According to an article in Politico, Bernie Sanders, during his 1974 campaign for the Senate on Vermont’s Liberty Union Party ticket, called the Central Intelligence Agency “a dangerous institution that has got to go.” Sanders complained that the CIA was only accountable to “right-wing lunatics who use it to prop up fascist dictatorships.”
Jeremy Bash, a former CIA chief of staff who is now an adviser to Hillary Clinton’s campaign, told reporter Michael Crowley that Sanders’ comment “reinforces the conclusion that he’s not qualified to be commander in chief.” Bash explained: “Abolishing the CIA in the 1970s would have unilaterally disarmed America during the height of the Cold War and at a time when terrorist networks across the Middle East were gaining strength.” Bash was chief of staff for Leon Panetta at both the CIA and Defense Department, and now runs a consulting firm called Beacon Global Strategies.
But Sanders’ position is not that radical: Many prominent politicians, including two previous Democratic commanders in chief, have called for the CIA to be dismantled or severely constrained.
John F. Kennedy famously described his desire to “splinter the CIA into a thousand pieces and scatter it into the winds” after the disastrous Bay of Pigs invasion of Cuba. Peter Kornbluh points out in his book Bay of Pigs Declassified that the State Department at that same time proposed the CIA be stripped of its covert action capacity and renamed. However, the CIA escaped any serious repercussions — partly because, as Kornbluh explains, the CIA’s then-director, John McCone, made sure that most of the copies of a damning report on the Bay of Pigs by the agency’s own inspector general were literally burned.

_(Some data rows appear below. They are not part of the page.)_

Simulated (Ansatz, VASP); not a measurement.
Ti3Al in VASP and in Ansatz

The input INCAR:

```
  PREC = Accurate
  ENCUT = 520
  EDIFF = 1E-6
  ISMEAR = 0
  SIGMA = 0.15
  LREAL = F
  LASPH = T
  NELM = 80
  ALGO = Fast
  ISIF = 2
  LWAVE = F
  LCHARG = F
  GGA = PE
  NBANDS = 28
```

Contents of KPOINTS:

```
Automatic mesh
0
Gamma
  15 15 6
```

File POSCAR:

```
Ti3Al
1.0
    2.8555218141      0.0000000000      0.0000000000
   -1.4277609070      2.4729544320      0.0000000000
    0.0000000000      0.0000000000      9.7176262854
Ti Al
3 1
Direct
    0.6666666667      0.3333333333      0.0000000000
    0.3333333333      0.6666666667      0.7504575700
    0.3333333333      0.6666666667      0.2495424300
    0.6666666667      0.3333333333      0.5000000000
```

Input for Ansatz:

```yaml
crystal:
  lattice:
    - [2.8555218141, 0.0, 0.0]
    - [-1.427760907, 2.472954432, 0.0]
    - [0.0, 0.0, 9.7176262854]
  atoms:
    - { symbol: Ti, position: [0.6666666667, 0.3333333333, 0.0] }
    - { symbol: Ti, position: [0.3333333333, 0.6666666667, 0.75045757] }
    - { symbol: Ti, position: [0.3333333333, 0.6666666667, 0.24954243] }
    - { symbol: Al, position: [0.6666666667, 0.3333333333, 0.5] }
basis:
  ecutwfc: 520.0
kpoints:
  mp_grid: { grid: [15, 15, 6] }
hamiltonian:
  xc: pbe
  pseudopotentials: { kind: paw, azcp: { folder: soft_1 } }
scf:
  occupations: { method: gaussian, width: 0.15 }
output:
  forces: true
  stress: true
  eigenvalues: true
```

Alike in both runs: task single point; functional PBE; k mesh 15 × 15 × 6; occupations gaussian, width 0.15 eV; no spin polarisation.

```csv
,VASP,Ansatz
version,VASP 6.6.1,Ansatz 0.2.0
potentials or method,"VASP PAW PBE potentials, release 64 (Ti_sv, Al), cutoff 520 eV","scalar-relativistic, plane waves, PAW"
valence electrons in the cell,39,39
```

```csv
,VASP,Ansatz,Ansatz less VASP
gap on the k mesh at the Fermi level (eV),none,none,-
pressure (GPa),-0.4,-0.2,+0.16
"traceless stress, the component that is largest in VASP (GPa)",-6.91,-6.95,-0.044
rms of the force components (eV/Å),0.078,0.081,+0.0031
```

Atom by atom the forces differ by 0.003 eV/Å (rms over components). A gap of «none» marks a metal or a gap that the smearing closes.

Then in 1963, after Kennedy’s assassination, Harry Truman wrote a newspaper column explaining that “I never had any thought that when I set up the CIA that it would be injected into peacetime cloak and dagger operations. … I, therefore, would like to see the CIA be restored to its original assignment as the intelligence arm of the president … and that its operational duties be terminated or properly used elsewhere.”
Beyond the two presidents, Truman’s Secretary of State Dean Acheson wrote in his 1969 memoirs that upon the CIA’s creation he “had the gravest forebodings about this organization and warned the president that as set up neither he, the National Security Council, nor anyone else would be in a position to know what it was doing or to control it.”
In 1975 — that is, after Sanders’ statement — a congressional investigation of the CIA by senators including Walter Mondale and Gary Hart declared that “policy and procedural barriers are presently inadequate to insure that any covert operation is absolutely essential to the national security. These barriers must be tightened and raised or covert action should be abandoned as an instrument of foreign policy.” (My italics. The Politico article does mention and quote the investigation’s findings.)
In both 1991 and 1995, then-Sen. Daniel Moynihan, D-N.Y., called for the CIA to be abolished. Hillary Clinton would later be elected to Moynihan’s senate seat, and on his death she stated, “We have lost a great American, an extraordinary senator, an intellectual and a man of passion and understanding about what really makes this country great.”
So is it starting to sound to you a bit less like a scandal, and a bit more like effective oppo research?
It’s unclear how Crowley, Politico’s senior foreign affairs correspondent, obtained Sanders’ 1974 remarks. In a phone conversation, I asked him several times whether he had received them from anyone connected with Hillary Clinton’s campaign. Crowley responded: “I had primary sources for everything I wrote about in that story. … I’ve written several stories about Bernie’s foreign policy and national security views. This is something I’ve been digging into independently for almost a month now. … I would just refer you to the stories I’ve been writing the last several weeks, I’m not going to talk about how I report my articles.”
If in fact the Clinton campaign is distributing Sanders’ remarks from many years ago, there’s obviously nothing wrong with that — just as there would be nothing wrong with the Sanders campaign distributing hers. Moreover, it’s standard operating procedure for campaigns to disseminate information they believe will make their opponents look bad while trying to keep their fingerprints off it. But that doesn’t mean reporters should collude with them to make it possible.